Slobodan Milosevic may no longer be the big draw among dictators awaiting judgment, but his trial at The Hague, now in its third year, chugs along whether the media show up or not. While the rest of the world has turned has been tuned into Saddam, Journalist Chris Stephen has been covering Milosevic and an international court's first crack at justice. Judgement Day: The Trial of Slobodan Milosevic, is his brave attempt to remind us that someone, somewhere, is still paying attention to international law.

Though it bills itself a "courtroom drama," Judgement Day is a polemic in support of international justice. It's not a particularly subtle one. In the first 500 words of so, we are told that the trial of Slobodan Milosevic is "one of the greatest criminal trials ever held"; that the "future of war crimes justice itself" hangs in the balance; that this is "truly epic"; that "never before has an entire justice system hinged so heavily on the result of a single case." Stephen believes the Hague tribunal is a test case for the International Criminal Court, and he's convinced that the International Criminal Court is the future of justice.
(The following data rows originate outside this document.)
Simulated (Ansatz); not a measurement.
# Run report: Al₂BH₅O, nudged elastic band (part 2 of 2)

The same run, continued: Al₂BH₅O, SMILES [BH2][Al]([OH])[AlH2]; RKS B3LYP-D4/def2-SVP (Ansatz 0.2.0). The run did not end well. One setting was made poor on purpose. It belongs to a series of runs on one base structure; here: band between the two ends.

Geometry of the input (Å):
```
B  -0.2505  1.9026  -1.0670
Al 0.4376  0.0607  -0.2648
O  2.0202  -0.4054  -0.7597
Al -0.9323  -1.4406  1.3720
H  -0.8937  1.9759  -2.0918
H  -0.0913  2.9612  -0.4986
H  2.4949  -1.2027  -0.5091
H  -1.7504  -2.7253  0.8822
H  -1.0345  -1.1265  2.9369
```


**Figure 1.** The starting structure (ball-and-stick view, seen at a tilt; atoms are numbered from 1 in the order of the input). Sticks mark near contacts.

Launched in 1993, the tribunal was an ad hoc answer to the ongoing atrocity in Bosnia. One of the court's architects refers to it as "Frankenstein," a slapped together mishmash of laws from the Geneva Conventions, western legal tradition, and Hague law. The court was stuffed in the headquarters of an old insurance company, chronically under-funded and understaffed. It was born at the behest of the Clinton administration and wholeheartedly rejected by the Bush administration. Yet eight years after its inception, prosecutors had snagged Milosevic and built a massive case against him.

Stephen's retelling of the court's humble beginnings is a good read, but he is at his best in retelling the complex tragedy of the former Yugoslavia. He deftly guides us through the vicissitudes of a nation with a predilection for tearing itself apart, healing for a bit and then ripping out the sutures. In stark prose, he relates the rape, massacre, beatings and starvation that marked Milosevic's rule. "Pieces of flesh had been pasted onto the walls by the force of the blasts," runs a typical description. After images like that, the trial falls like a flat punch line.

To recap: In the summer of 2001, the Bush administration announced that all aid to Yugoslavia would stop unless authorities handed Milosevic to The Hague. Impoverished after years of war and subsequent sanctions, Serbia accepted the ultimatum. The court, now swollen to over 1000 employees, spent February 2002 through February 2004 trying to pin 66 war crimes charges to the unrepentant Slobodan. Milosevic has thanked them with a series of tactics that include presenting a witness list of 1613 names (including President Bill Clinton, French President Jacques Chirac and British Prime Minister Tony Blair) and killing massive amounts of time with a tangential, half-serious defense. The Hague (formal name: The International Tribunal for the Prosecution of Persons Responsible for Serious Violations in International Law Committed in the Territory of the Former Yugoslavia Since 1991) does not have a knack for brevity.

There are many worrisome objections to an international criminal court, and not all of them hinge on the paranoia of a superpower with a distaste for multilateralism. You will find none of them in this book. Stephen largely ignores the concern that the threat of international justice may prolong a conflict by blocking a leader's exit. If he is even slightly bothered by the moral colonialism implied in strong-arming a nation to surrender its villains, Stephen never lets onto the fact. Instead, he spends 150 pages building the case that Slobodan Milosevic is a bad guy. Milosevic is clearly a man who belongs behind bars, but that tells us little about the right of an international tribunal to put him there.

Reading Stephen's account of the chaotic proceedings, it's hard to see the trial as anything more than a bizarre denouement after a string of atrocities. Instead of tackling this frontloaded story, he cheerleads the bureaucratic quagmire that marks its end. Saddam's upcoming trial, held in the nation he terrorized, conducted by Iraqis who endured his regime, may prove no more satisfying than the dispassionate Hague. But at the very least, the best way to bring a dictator to justice remains an open question; it is unclear that Milosevic's painfully slow trial is an argument for trial-by-international-consensus.

The Hague may well be the best response we have to the horrors of the former Yugoslavia. Judgement Day fails to grasp that it's still a woefully inadequate one.